Having already deployed the heavy weapons from the presidential arsenal, including a national address on Monday night and a veto threat, Mr. Obama is in danger of seeming a spectator at one of the most critical moments of his presidency. Having been unable to get the grand bargain he wanted — a debt limit increase and up to $4 trillion in debt-reduction through spending cuts and taxes — Mr. Obama’s challenge now is to reassert himself in a way that produces the next-best outcome, or at least one that does no harm to his re-election hopes…
No measure can pass without the president’s signature, so Mr. Obama is far from irrelevant. But his limited ability in a divided government to affect the legislation and his inability before now to shape a compromise with House Republicans, many of them dedicated to never compromising with him, is proving the most significant test to date of his campaign promise to bridge the two parties and make Washington work…

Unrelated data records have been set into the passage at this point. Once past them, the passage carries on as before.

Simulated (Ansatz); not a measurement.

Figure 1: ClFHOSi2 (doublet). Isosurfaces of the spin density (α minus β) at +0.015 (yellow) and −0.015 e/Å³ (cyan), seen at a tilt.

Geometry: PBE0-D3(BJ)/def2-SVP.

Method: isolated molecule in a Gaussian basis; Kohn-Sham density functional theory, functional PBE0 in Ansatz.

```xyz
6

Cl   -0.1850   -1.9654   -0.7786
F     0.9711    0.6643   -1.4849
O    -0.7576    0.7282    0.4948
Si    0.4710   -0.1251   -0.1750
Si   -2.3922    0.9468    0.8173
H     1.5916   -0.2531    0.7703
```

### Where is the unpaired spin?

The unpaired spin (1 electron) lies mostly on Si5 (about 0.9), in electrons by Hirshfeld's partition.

“I don’t think a president is ever completely helpless, but having said that, my interpretation of the nationally televised address that he gave was that he had no arrows left in his quiver,” said Bill Galston, a former Clinton administration official and now a senior fellow at the Brookings Institution, a research organization. “If he’d had another card to play, that was surely the time to play it. He’s the ultimate decider but, on the other hand, I think his capacity to shape what gets to his desk has been substantially reduced” as Republicans stand their ground, Mr. Galston said. Even Mr. Boehner has found it hard this week to get an agreement with the Republicans he ostensibly leads, he added.